FROM THE PRESIDENT
Photo above: In San Miguel, Michael meets with Edwin (16) who shares his story about encountering gang violence at school. (Photo/Michelle Siu)
I was in El Salvador when I met Edwin. Not much younger than my own son Aidan, Edwin spoke to me about the tough decisions he faced at high school. Like so many kids his age, school meant a lot and it reminded me of Aidan who was in the tricky process of trying to figure out which school to attend after graduation.
Although the two boys have similar commitments to their education, I quickly realized as I listened to Edwin’s story that the hurdles he faces to achieve this basic right were far different than my son’s.
With gang violence at its core, El Salvador has some of the highest homicide rates in the world outside of a warzone. More than a third of the population are between the ages of 11 and 25, which means violence directly affects young people. Edwin knew this all too well as he recounted how he was forced to choose between an education and his life.
After completing primary school nearby, Edwin had to look for a high school further away since there wasn’t one in his community. In El Salvador, neighbourhoods are divided by gang lines and crossing into a new neighbourhood would mean crossing into another gang’s territory. In El Salvador this isn’t uncommon. Thousands of children put themselves in harms way every day in order to get to school.
It wasn’t long before Edwin was threatened by a gang. If he came to school in their territory again, he’d be killed, they warned. Edwin’s family knew these weren’t empty threats. With no alternative schooling options, Edwin’s only choice was to drop out of school.
El Salvador has been named the murder capital of the world. A gravesite near San Miguel is a stark reminder of this. (Photo/Michelle Siu)
Missing out on school in El Salvador is more than just losing out on an education. In a country where gang violence is rampant and unemployment rates are high, children who aren’t in school are often forcibly recruited by gangs to join their ranks, which not only endangers them physically and mentally but also severely limits their ability to find a career outside of the criminal realm.
I cannot imagine how stuck Edwin must have felt. Skipping just a few months would mean repeating the year but anything more would become dangerous to his wellbeing.

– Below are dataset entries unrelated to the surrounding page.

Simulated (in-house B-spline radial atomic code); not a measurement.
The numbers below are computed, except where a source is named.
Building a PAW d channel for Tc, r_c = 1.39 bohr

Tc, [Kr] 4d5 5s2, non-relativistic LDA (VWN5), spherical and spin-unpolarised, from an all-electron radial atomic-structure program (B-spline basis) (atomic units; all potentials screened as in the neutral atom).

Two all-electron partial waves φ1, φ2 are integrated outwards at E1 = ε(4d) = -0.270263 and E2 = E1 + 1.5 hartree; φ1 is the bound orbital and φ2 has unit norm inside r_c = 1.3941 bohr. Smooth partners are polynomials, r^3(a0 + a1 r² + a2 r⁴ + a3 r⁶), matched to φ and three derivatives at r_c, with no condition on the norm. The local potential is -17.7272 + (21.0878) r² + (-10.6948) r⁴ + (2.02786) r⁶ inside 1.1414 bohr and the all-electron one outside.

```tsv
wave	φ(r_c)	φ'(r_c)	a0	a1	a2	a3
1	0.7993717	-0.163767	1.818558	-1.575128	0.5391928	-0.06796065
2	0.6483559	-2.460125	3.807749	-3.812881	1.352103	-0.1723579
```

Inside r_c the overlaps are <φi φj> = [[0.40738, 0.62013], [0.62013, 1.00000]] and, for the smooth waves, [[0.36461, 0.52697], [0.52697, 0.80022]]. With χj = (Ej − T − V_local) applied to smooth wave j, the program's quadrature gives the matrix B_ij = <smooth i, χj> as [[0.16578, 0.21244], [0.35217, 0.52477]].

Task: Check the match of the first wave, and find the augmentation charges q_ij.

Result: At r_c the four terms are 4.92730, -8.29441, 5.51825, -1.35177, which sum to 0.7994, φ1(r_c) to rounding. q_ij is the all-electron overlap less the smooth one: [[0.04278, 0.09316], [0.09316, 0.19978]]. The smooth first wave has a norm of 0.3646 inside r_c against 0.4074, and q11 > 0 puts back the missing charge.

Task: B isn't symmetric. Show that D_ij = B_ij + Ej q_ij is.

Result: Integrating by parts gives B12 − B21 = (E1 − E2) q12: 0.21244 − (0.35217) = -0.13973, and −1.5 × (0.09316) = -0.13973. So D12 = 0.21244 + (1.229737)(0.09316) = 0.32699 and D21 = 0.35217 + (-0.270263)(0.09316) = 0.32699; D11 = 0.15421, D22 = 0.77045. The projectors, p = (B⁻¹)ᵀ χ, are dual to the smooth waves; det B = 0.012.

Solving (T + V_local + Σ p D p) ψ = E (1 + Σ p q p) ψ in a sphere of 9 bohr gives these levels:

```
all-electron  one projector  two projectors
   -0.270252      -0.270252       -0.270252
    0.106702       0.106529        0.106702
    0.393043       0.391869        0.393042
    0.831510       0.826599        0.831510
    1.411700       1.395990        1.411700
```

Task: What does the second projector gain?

Thankfully World Vision is working to support youth like Edwin, which is why I came to visit El Salvador in the first place. Through a new program called ‘Youth Ready’, we’re working directly with youth who have missed out on school due to the threat of violence. Across El Salvador and Honduras, we give at-risk youth the necessary life skills, education and strategic partnerships to help them enter the workplace and transition smoothly into adulthood. World Vision currently works with 391 young people and we expect this number to increase to 2,400 by 2020. Edwin looks forward to Youth Ready starting in his community.
World Vision can’t give Edwin his school back, but Youth Ready aims to plug the gaps in his education. We want to be able to give young people like Edwin the best opportunity possible to succeed by providing a safe environment to learn and grow.